I have a theory. My theory is that under Maryland law, insurance companies have an obligation to their insureds to tender the policy limits in a case as soon as a reasonable, prudent insurance company would realize that they must do so to protect the interests of their client.
My logic is so compelling that I’m ready to bump it up from theory to hypothesis. I’m this close.
There is one flaw in my theory: I can’t get anyone else who is not a biased plaintiffs’ lawyer to agree with me. [2020 Update: read this.] The latest blow is painful because it comes from an opinion from U.S. District Court Judge Paul W. Grimm, who I still think is one of the best judges in the country despite this infraction.
Facts of the Case
Here are the facts of Cook v. Nationwide. The at-fault driver is drunk and driving on a suspended license and causes a collision with the Plaintiff.

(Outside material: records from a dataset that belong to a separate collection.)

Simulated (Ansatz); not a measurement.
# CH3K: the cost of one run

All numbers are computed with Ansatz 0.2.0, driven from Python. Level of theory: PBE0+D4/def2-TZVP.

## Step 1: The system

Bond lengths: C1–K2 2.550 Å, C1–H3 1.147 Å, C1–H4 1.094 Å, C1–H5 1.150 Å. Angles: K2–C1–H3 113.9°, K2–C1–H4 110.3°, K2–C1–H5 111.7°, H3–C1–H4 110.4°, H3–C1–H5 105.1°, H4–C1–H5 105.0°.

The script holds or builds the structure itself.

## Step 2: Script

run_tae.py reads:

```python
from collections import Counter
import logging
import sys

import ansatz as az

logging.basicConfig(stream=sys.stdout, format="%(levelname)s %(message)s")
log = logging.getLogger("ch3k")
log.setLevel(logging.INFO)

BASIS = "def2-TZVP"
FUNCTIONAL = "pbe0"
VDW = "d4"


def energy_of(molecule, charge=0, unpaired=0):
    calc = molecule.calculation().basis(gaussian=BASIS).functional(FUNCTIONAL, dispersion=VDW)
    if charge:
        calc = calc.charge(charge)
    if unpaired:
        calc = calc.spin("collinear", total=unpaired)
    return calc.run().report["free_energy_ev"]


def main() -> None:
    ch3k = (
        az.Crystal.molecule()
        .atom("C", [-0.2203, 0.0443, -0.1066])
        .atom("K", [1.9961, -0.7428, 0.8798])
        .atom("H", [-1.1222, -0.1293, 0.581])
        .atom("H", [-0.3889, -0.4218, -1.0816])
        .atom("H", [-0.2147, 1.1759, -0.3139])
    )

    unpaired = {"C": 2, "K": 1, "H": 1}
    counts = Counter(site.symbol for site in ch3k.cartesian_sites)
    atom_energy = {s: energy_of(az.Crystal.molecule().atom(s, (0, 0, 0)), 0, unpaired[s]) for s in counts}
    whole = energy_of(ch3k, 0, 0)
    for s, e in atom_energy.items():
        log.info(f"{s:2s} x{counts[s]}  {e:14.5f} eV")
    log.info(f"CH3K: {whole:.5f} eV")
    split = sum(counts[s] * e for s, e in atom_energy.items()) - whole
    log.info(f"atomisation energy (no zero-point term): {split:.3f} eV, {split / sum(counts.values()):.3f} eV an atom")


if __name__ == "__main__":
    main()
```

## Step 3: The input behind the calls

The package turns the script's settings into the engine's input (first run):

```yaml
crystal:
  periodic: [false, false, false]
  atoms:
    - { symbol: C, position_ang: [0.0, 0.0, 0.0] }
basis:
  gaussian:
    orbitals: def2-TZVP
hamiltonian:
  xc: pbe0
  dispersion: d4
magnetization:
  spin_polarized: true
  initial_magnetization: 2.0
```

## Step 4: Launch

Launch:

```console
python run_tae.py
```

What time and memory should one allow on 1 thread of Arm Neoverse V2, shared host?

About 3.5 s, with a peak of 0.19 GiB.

Like most drunks driving on a suspended license, the bad guy has a small insurance policy: $50,000 per person with Nationwide.
The Settlement Talks and the Verdict that Pops the Policy
Now follow this part because it is both crazy and fascinating. At trial, the plaintiff demands the policy plus $21,000 in litigation costs for $71,000. Can you imagine $21,000 in costs in a $50,000 case? Keep this in mind. We will come back to it in a second.
Nationwide’s “agent” says, at least according to the Plaintiff’s attorney, he will recommend the deal. But the insurer counters at a policy offer with $4,000 in trial expenses. I assumed when I read it, it meant the adjuster. But it is Jeff DeCaro from DeCaro, Doran, Siciliano, Gallagher & DeBlasis, LLP, an insurance defense firm that works for Nationwide. How did he get involved? This might just be the goofiest case ever.
Incredibly, this quarrel never gets resolved. Plaintiff refuses the settle and they get an $892,050 verdict.
Plaintiff sues Nationwide for bad faith, presumably using the original defendant as a use plaintiff. Nationwide removes to federal court, although Nationwide’s in-house attorneys were named as defendants. Long story short: it stays in federal court despite the in-state defendants (and it is the right call).
Failure to Tender Policy Limits
The real crux of the plaintiff”s argument has nothing to do with this lousy $11,000 difference in “cost” in the settlement offer. They got a great verdict and they want to collect it.
Judge Grimm stops that in his tracks clearly. “Neither party has pointed this Court to any case in which an insurance company was held liable for bad faith after offering to settle at, much less above, its policy limits.”
That does not mean it does not exist. I’m convinced that it does. Readers of this blog do not pay me enough to research it without a case in front of me. But there has to be a judge that agrees with this hornbook rule of law:
In order to make a bad faith claim, a plaintiff must allege that the insurance company refused to settle a case for the policy limits in a time frame that a reasonable ordinary prudent insurance company would. If the insurance company jerks around the plaintiff when it knows or has reason to know that the claim should settle for the policy limits, said Evil Empire is obligated to make payment in the entire amount of the verdict should the insurance company later tender the limits. The rationale for this rule is that if the rule were otherwise and the insurance company could just keep playing reindeer games up to the point of trial, it gives these evil villains a chance to use its power and resources to frustrate plaintiff and put their own insured at risk.
This is a direct quote from a new book: If Ron Was King (publication pending).
But isn’t the logic sound? If the insurance company is doing everything that it can to protect its insured, doesn’t it offer the policy when it makes sense to do so? If the insurance company later refuses to tender the policy – maybe because it has run up $21,000 in costs making a judgment meaningless to the Plaintiff – shouldn’t the insurance company pay the price for exposing its insured to an excess verdict? I’m right about this. I just need to find a judge to agree with me.
Instead of doing the humane thing and just granting Nationwide’s motion to dismiss, Judge Grimm drags it out a little more. He buys into Plaintiff’s argument – defined as thinking it maybe, maybe, sort of possible -Plaintiff’s claim that the additional $21,000 constituted legitimate trial costs.
Why This Law is Wrong and Should Be Changed
It is possible, though, to spend $21,000 on a $50,000 case and it underscores my point. If Plaintiff has to incur so much cost to get the case ready for trial, doesn’t it give the insurance company a ridiculous amount of leverage to offer less than what the case is worth because it knows it can always stick the offer on the table at the last minute?
Play this out a little. They can make us spend thousands of dollars just for sport while we prepare like crazy for trial, maybe just out of spite or as a part of the “long con” in the holy war against plaintiffs if they can just put up the policy at the last minute.